UK - More than 40% of employers are considering levelling-down their pensions because they are concerned about the costs of auto-enrolment, the Association of Consulting Actuaries (ACA) has said.

Conducted as part of the ACA's submission to the ongoing review on auto-enrolment, the survey asked employers their opinion on the upcoming regulation, with 70% saying it seemed complex.

Stuart Southall, chairman of the ACA, said the full cost of auto-enrolment would not become clear until 2017, but that it was right for its administrative challenges and true costs to be tested as soon as possible.

"Larger employers must act in the run-up to 2012," he added.

The organisation suggested a shorter staging period than the current five years, which, it argued, would reduce the risk of levelling-down, as well as increase the earnings threshold before employees get auto-enroled.

Currently, 41% of survey respondents said the legislation was likely or highly likely to result in levelling-down in existing schemes.

However, the respondents, part of 210 companies with £166bn in assets under management, overwhelmingly supported the principle behind auto-enrolment, with 75% in favour of the plans.

While most were in favour of no single part of the legislation, 29% of respondents disagreed with the establishment of the National Employment Savings Trust (NEST), while a further 22% said existing providers could assume the role given to NEST.

Additionally, 60% believe employers with fewer than five workers should not be required to auto-enrol, while almost two-thirds of respondents thought the requirement to re-enrol people who opt out every three years should be removed.

In other news, two out of every three pounds paid into defined benefit schemes go toward paying off deficits, a study of FTSE100 companies by KPMG has revealed.

The survey, which looks at data from last year, further found that only 3% of the top 100 companies now had pension funds without a deficit, up drastically from 2007, when one in five could still make that claim.

Mike Smedley, a pensions partner at the consultancy, said that while the figures may look alarming, they were a result of the economic environment,

"The key message to sponsoring companies, pension fund trustees and regulators is to maintain a long-term view and avoid knee-jerk reactions," he said.

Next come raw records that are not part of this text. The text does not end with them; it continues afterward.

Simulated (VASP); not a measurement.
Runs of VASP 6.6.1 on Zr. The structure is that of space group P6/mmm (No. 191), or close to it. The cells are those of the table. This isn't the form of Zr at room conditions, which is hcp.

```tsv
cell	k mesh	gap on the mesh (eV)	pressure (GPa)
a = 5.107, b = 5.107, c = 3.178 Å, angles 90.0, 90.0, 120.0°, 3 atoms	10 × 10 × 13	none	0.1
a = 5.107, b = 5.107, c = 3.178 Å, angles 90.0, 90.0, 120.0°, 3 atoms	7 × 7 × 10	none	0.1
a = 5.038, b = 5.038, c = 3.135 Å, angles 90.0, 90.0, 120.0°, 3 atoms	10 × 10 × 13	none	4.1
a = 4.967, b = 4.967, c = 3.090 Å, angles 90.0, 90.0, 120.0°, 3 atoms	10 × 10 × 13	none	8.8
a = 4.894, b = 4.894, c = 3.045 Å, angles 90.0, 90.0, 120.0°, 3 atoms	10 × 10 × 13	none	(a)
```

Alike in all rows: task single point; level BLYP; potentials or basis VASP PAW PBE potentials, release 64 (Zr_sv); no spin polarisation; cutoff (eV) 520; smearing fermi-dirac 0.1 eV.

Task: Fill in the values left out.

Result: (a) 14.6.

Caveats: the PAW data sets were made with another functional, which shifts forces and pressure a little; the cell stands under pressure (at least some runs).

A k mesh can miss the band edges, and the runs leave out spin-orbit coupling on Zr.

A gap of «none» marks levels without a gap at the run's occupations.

"The most important thing in securing the future of pension provision is to secure the future of the business, not the other way round."

KPMG said almost all companies could solve their funding shortfalls, if discretionary cash flow included capital expenditure and dividends for three years, leaving only 3% with a deficit.

However, as the economy recovers and businesses strengthen, Smedley said it was important for trustees to "support the competitiveness of their employer and its ability to access finance".

He added: "This will include recognising capital providers are essential to business success and the right balance needs to be struck around pension funding."